The commercial success of battery packs shows that our gadgets are constantly power hungry, but if we are willing to scale down in capabilities, researchers from the University of Washington have demonstrated that we can get rid of batteries altogether.
The device uses a technique called backscatter. It basically uses the radio waves that already move around us to communicate. This device is still in its infant stages, but the team was able to successfully demonstrate a voice call from a battery-less phone to an Android smartphone.
Reaching this point wasn’t easy. The team had previously tested digital backscatter technology, which they call passive wi-fi, for gadgets that use a tiny amount of power. This was used to create singing posters and talking t-shirts, but it wasn’t good enough to power a cell phone. So they actually simplified the whole system.
"Converting analog human speech to digital signals consumes a lot of power," research associate Vamsi Talla, who worked on the prototype, told Wired. "If you can communicate using analog technology, you're actually more power efficient."
The team had to reinvent analog backscatter technology, which was last employed in spy kits during the Cold War. The battery-free cell phone sends digital signals when numbers are inputted in the keypad and then moves to completely analog for the voice transmission.

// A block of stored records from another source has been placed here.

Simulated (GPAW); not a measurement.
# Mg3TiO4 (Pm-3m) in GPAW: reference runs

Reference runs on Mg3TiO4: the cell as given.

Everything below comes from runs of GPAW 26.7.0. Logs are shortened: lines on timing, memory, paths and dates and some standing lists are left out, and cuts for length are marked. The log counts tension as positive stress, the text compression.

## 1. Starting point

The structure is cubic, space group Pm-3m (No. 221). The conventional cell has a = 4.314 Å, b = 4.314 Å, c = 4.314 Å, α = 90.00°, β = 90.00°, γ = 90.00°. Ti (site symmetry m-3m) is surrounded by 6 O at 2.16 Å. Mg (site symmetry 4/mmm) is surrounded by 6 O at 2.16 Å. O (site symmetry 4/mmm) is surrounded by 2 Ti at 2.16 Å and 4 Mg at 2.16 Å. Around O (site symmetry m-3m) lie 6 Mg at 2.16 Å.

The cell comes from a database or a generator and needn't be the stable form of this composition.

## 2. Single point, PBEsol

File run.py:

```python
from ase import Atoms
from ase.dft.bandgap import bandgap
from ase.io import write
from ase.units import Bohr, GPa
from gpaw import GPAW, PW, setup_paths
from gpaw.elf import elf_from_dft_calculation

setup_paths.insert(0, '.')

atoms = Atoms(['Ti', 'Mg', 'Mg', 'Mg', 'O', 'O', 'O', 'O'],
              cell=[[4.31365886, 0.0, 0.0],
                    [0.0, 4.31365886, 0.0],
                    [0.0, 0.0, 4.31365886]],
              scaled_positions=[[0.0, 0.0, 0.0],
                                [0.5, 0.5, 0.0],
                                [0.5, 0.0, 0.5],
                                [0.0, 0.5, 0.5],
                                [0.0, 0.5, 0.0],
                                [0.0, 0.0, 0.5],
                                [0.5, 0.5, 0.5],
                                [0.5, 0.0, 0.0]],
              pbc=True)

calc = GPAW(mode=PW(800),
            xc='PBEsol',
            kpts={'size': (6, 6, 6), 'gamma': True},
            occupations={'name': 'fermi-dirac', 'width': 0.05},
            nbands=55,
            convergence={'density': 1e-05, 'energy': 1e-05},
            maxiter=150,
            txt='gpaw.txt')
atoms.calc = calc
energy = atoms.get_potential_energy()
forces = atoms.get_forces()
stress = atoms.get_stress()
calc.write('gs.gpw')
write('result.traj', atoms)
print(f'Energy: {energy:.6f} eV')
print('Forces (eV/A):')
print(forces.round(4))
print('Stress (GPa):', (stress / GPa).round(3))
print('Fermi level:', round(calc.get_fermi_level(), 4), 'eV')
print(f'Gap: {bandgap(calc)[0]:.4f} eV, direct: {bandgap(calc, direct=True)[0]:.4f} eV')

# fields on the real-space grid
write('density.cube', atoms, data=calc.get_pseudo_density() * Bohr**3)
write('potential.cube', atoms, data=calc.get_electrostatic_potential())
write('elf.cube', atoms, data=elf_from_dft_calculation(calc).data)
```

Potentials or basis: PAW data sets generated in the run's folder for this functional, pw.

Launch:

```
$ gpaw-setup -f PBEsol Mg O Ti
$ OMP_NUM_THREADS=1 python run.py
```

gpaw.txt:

The signal moves over an unlicensed frequency to a base station that connects to the digital cellular network via Skype. The base station doesn’t just connect the cell phone to the network, it also delivers the necessary power to make it work. The current base station allows the phone to be at most 15 meters (49 feet) from it – not really portable, but things might change in the future by integrating base stations with phone towers.
"Real cell towers have a hundred times as much power, and would increase the range to perhaps a kilometer," added Talla.
The team is now working to improve the call quality and how the call happens. Currently, it works like a walky-talky, so you press a button to switch from speaking to listening. The team is also considering an e-ink display to send texts and possibly even a camera.